The Silicon Optix GEO Metro
OK, I'm funnin.' It's just the GEO, not the GEO Metro. I like crap car references (excluding any Geo Metro owners who might be reading this, of course!).
You have to hand it to Silicon Optix. Not too many chip makers can hold the short attention of a video reviewer for a whole hour during a busy trade show. Showmanship!
In addition to the HD DVD HQV Benchmark, Silicon Optix was showing off the GEO avanced geometry processor. A complement to SO's vaunted REALTA and REON scaling, deinterlacing and processing chips, the GEO has a remarkable feature set that will be a major boon for front and rear projection sets.
First, in rear projection applications the GEO will offer an inexpensive solution for electronically altering the image to allow shorter internal throws and therefore much shallower cabinet depths. To accomplish this mechanically with optics is inherently expensive to manufacturers.
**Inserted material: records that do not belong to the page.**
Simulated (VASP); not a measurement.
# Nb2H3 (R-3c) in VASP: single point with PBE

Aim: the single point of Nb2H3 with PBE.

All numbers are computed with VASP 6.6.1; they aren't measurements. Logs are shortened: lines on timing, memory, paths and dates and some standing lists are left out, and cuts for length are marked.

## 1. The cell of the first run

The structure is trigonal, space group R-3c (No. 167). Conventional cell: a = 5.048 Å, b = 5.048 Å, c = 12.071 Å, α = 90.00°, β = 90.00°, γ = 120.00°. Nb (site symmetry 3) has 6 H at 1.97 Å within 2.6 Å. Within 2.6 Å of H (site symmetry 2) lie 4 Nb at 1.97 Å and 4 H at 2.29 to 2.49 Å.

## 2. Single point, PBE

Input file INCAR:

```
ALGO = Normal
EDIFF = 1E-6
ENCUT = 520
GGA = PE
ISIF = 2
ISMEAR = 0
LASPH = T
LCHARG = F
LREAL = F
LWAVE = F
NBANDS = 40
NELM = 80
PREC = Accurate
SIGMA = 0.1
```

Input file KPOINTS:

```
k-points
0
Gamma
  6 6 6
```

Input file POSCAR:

But this chip set also offers some huge benefits for panel alignment in three-chip displays. Alignemnt of the three panels is absolutely critical in getting a crisp, sharp image and it's a common failing in three-chip displays.
Another alignment related issue is color fringing, which shows as one of the colors fringing out at the sides of what is supposed to be a white line. This can be caused by chrmoatic aberration in lenses, but according to SO it is also caused by timing differences between the red, green and blue signals that are separated by a prism in the light path and then sent to the red, green and blue imaging chips in a three-chip display. The GEO corrects these timing errors to eliminating the softening effects that accompany these alignment issues.
In other words, this SO solution has the potential to eliminate some serious image degrading artifacts in three-chip designs. That's making the display world a better place to be!
BTW, the blacks on that Pioneer plasma aren't the milky gray you see here. I don't have a GEO in my digital camera to fix that particular aberration!